25 January, 2006

Thank a Union

Headline Source: Reuters (Mon Jan 23, 2006 12:28 PM ET)
FORD TO CUT 25,000-30,000 JOBS

GM, Delphi and now Ford have laid off thousands upon thousands of workers, closed factories and destroyed communities. Thank a union!

How could I know at an instinctive, subconscious level, even back in high school that one day, the unions would destroy their employers, communities and themselves? How could a common-sense zit-faced boy in 1987 know this but the entire city of Detroit not? Huh?

I lived in Detroit (Redford) for only 5 years and saw the excess. I had to sell to union locals but had to park my Toyota Camry six lots away because “Foreign Cars Are Not Allowed On Our Lot”. Here is the sign they should have erected in the lot instead:

BUY OUR CRAPPY AUTOMOBLIES THAT BARELY MEET GOVERNMENT STANDARDS. WE KNOW YOU COULD BUY MUCH BETTER JAPANESE PRODUCTS, BUT SINCE YOU NEED TO SUPPORT OUR LIFESTYLE WITHIN THE SKEWED BUBBLE ECONOMY OF DETROIT, PLEASE DO NOT DRIVE YOUR FASTLY SUPERIOR TOYOTA ONTO OUR LOT THAT REMINDS US OF HOW LAZY WE ARE.

What do I know about the UAW?

Starting wages: Source: Detroit News 8/9/2005.
At major Detroit automakers, the hourly rate for an assembler is $25.57; a janitor starts at $24.98, and tool and die workers start at $30 an hour. Along with diamond studded benefits, retirement plans and golden parachutes, it is no wonder that the Big 3 cannot maintain the cost of production.

Worker Laziness
Not all but many workers for years have put in 8 hours on the clock, but not on the job. My dad drove a truck to deliver parts for the Big 3. If his truck was partially unloaded at break time, the workers would abandon my dad’s truck making him late for his other appointments. I’m sure many of you could tell much better stories than this.

Inefficiency
Many situations would go something like this:

  1. Machine part breaks

  2. Knowledgeable employee standing there knows how to fix it quickly

  3. Knowledgeable employee is told “no”, the maintenance guy has to fix it and he won’t be in for 3 hours.

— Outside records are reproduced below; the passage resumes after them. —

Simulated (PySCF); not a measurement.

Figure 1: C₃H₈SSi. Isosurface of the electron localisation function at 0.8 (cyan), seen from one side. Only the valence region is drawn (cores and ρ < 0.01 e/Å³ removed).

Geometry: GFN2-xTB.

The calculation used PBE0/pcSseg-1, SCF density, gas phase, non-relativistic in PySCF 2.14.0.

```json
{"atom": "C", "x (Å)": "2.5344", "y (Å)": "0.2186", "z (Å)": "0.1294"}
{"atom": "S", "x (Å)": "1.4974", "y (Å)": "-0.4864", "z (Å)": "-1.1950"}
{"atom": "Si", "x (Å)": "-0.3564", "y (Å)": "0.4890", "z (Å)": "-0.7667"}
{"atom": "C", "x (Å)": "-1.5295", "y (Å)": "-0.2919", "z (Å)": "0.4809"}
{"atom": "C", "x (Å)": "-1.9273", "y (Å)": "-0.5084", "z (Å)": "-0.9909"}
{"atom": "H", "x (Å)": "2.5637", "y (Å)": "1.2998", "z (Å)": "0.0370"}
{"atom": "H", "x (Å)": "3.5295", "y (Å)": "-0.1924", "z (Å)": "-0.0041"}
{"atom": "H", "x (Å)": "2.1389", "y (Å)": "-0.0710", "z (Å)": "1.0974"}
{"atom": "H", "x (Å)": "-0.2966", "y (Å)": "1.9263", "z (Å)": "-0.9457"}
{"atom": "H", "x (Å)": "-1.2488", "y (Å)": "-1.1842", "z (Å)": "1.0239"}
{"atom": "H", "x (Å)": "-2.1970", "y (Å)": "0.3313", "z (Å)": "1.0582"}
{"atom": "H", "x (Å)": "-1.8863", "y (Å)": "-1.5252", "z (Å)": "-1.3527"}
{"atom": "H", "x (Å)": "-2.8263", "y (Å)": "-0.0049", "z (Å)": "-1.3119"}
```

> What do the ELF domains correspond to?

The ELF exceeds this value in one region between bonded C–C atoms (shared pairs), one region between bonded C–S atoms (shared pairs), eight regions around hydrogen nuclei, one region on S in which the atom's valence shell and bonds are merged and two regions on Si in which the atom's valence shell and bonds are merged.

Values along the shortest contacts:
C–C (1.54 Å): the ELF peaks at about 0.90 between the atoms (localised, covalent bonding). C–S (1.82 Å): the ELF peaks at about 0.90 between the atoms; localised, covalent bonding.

  4. Knowledgeable employee (and crew) gets to sit until part is repaired.

My wife and I owned or drove the following vehicles:

1976 Chevy Vega – many great memories, but crap
1988 Dodge Colt - crap
1989 Pontiac Grand Am – crap, crap
1993 Mercury Villager - crap
1995 Ford Windstar – crap, crap
1998 Plymouth Grand Voyager - crap

NEVER, EVER will we again own a Big 3 vehicle. The materials, handling, look, reliability of these vehicles has been terrible. The workmanship of union hands is evident in all those cars. I would write our a repair and recall history of each union made vehicle, but there are not enough gigabytes on this computer to list them all.

We bought a new Toyota Camry in 1993 and it is still driving well past 230,000 miles. Over 9 times around the earth at the equator! That’s from the earth to the moon! Only if there was a road! Now we are happy owners of a 2005 Honda Odyssey which is marvelous beyond words.

Maybe the UAW will never get the message but I have. As long as the UAW hijacks the American automobile industry, people will continue to flock to superior made vehicles.

Ford should have changed their logo forty years ago. Here are some suggestions for what they SHOULD have made it:

“UAW Benefits are Job #1”
“We Meet Government Standards”
“Buy a Ford, Support a Democrat”

If Ford does survive the tapeworm effect of the UAW maybe someday they will aspire to quality being job #1.

2 comments:

Me! said...

You are sooooooo mean! (oops...I already used that defense).

Let me preface by saying that I agree with you 100% on the whole UAW thing. This from a guy raised an hour from Detroit and fed from Union wages (not UAW wages though). I was firmly in the "Buy American" column, until I inherited a Nissan through marriage...Haven't bought a "Big 3" product since (praise God).

I by and large agree that much of what you say about BIG unions is generally true (emphasis on BIG). But as our offices Vice Steward and a dues paying member of the NWSEO (NWS Employees Organization), I can attest to the fact that not ALL of them are bad, and not all of them should be lumped in together in the "Union" pile as inherently evil...and protecting the lazy...and overpaying the janitor.

Our Union stands as onehelluva big CHECK on the moronic beurocratic numbskulls in Washington. Of course we have no bargaining authority as to what we get paid, benefits, etc. (That's an across the board federal employee thing, regardless of organization). Oh Yeah, and we took an oath that we would never strike. If we do, the President can do to us exactly what Reagan (rightfully) did to the FAA in the 80's.

The main thing we fight for is our way of doing business. Afterall...who knows best how to serve the people of northern Michigan. Some appointed knotthead in Washington who's never worked one single day in a Forecast Office...or Keith, your friendly local Hydrometeorological Technician, with whom you go to church with and share stogies?

Just remember ALL generalizations are false! LOL

K~

duteberta said...

Liquid water is always wet. Is that generalization false? ;)

No- I do understand the differences between your union and the UAW as you have outlined here. Unionizing against the Feds brings up a whole complex situation that I haven't thought through.

My main point is that if a union protects you from getting gang raped by a bunch of Brokeback Mountain types in the office, then a union is a good thing. However, if it means telling an employer how it will conduct business, then it is a bad thing.

But keep the ideas coming. I'm open to learning more about it. Anyway I need a stogie. The bar scene from Star Wars is finally over.